1 pound salmon (we kept skin on, but you can remove it if you want)

½ cup low-sodium soy sauce

½ cup mirin (can be found in the vinegar section of Asian grocers)

2 T sugar

1 T rice vinegar

1 garlic clove

2 thin slices of fresh ginger

salt and pepper, optional

green onions to garnish, optional

To make the sauce, add soy sauce, mirin, sugar, garlic clove and ginger to a saucepan over medium heat. Bring to a boil for 2-3 minutes, while stirring. Turn down heat to low and simmer the sauce another 5 minutes, stirring occasionally. The sauce should begin to thicken (When you remove it from heat it will continue to thicken). Remove the garlic clove and ginger chunks.

Lightly brush your salmon with sesame oil, and lightly salt and pepper your salmon on both sides.  Heat a pan (preferably cast iron) to medium-high heat. If you are using salmon with skin on, put the salmon in the pan with skin side down first. Sear for about 3 to 4 minutes, then flip over to other side. Brush salmon with a little bit of teriyaki sauce. Cook for an additional 2 minutes or so. Your cooking time will vary depending on how thick your salmon is.  Rule of thumb is to cook until the fish flakes easily with a fork.

Transfer the salmon to a plate as soon as it’s done cooking so it won’t over cook, then brush a desired amount of the teriyaki sauce on top. Garnish with sliced green onions, if desired.

Asian Cabbage ‘Slaw

½ head cabbage, shredded or finely chopped

1 to 2 carrots, shredded

1/3 cup red onion, finely sliced or diced

2 to 3 T toasted sesame seeds

1 to 2 T sesame oil

½ cup rice vinegar

¼ cup water

salt and pepper to taste

cayenne (optional)

green onions to garnish, optional

In a small bowl, whisk vinegar, water and sesame oil.

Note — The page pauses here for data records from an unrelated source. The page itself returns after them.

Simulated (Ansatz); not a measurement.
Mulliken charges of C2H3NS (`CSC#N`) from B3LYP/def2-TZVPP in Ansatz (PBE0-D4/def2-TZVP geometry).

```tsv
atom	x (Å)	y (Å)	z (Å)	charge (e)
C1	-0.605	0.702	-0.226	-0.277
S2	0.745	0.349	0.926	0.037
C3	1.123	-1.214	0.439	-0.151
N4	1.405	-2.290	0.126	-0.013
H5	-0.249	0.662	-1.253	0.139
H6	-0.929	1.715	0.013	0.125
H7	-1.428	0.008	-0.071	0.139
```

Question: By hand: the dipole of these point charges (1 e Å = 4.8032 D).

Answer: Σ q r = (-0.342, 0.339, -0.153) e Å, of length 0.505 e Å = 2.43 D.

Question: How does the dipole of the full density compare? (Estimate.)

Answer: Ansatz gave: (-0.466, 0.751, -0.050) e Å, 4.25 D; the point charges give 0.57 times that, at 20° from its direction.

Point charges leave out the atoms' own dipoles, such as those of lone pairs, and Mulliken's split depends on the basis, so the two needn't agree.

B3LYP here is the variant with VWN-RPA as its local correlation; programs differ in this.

In a large bowl, add shredded/chopped cabbage, shredded carrots, 1 T sesame seeds and red onion. Mix in dressing. Add salt, pepper and cayenne to your taste and mix well. You can also add more sesame oil if you like that strong flavor. Garnish with 1 T sesame seeds and sliced green onions, if desired. Serve with teriyaki salmon and brown rice for a complete meal!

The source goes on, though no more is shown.